Service in Hull to remember city's air raid dead
A memorial service has been held at Hull's Northern Cemetery to remember the people killed in enemy air raids during World War II.
The city had 1,200 people killed and more than 3,000 seriously injured in 1939-45, according to official figures.
The remembrance service was lead by the Reverend Stephen Whaley.
It was attended by the Lord Mayor, Councillor Colin Inglis, with representatives of the emergency services and armed forces.
The scale of casualties and Hull's suffering is not well known outside the city as official contemporary reports usually referred to it as a "North-East coast town".
Local historian Alan Brigham said: "Hull was hidden from the press for morale reasons but the city didn't crack."

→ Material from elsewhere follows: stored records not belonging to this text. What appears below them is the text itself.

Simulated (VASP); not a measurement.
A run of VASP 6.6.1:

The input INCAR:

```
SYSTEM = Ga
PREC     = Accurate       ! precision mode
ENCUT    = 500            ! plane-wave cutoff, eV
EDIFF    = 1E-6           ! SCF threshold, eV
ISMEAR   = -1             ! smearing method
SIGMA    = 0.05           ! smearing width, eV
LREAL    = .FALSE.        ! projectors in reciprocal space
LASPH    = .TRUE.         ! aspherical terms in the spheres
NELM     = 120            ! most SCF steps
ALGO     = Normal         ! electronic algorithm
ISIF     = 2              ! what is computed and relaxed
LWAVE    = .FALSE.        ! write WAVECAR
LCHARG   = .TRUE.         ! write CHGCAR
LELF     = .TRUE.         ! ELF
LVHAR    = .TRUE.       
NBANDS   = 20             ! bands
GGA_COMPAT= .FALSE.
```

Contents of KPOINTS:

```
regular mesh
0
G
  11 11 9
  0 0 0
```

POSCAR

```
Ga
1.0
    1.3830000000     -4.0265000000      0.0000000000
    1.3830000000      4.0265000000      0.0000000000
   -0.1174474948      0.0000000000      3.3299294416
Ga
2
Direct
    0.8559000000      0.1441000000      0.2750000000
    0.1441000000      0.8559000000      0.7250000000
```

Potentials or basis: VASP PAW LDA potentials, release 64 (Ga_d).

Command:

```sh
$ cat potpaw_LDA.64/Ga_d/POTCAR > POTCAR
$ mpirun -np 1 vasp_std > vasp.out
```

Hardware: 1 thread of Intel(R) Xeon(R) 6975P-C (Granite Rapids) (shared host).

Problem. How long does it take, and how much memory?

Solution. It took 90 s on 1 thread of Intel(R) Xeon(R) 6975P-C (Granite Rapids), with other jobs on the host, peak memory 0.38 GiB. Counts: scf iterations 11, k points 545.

The authorities were worried about the effect of heavy bombing on the civilian population.
Unloading remaining bombs
Hull suffered numerous air raids because it was a port and it was on the way to other German targets such as Sheffield, Liverpool or Manchester.
The city was also be bombed by planes heading back to German bases unloading their remaining bombs after attacks on other cities.
Mr Brigham said; "The Humber estuary and the River Hull made the city a very easy target to navigate to and planes could be back over seas in minutes."
In Hull's heaviest raids more than 200 people were killed on each of two consecutive nights 7/8 May and 8/9 May 1941.
The city was under alert for more than 1,000 hours in total during the war.
Official statistics said 86,715 houses were damaged inside the city boundaries and only 5,945 were unscathed.
More than 150,000 people were temporarily homeless in the city during the war.
The city suffered the country's first daylight raid of the war in June 1940 and the last daylight land raid towards the end of the war in March 1945 said Mr Brigham.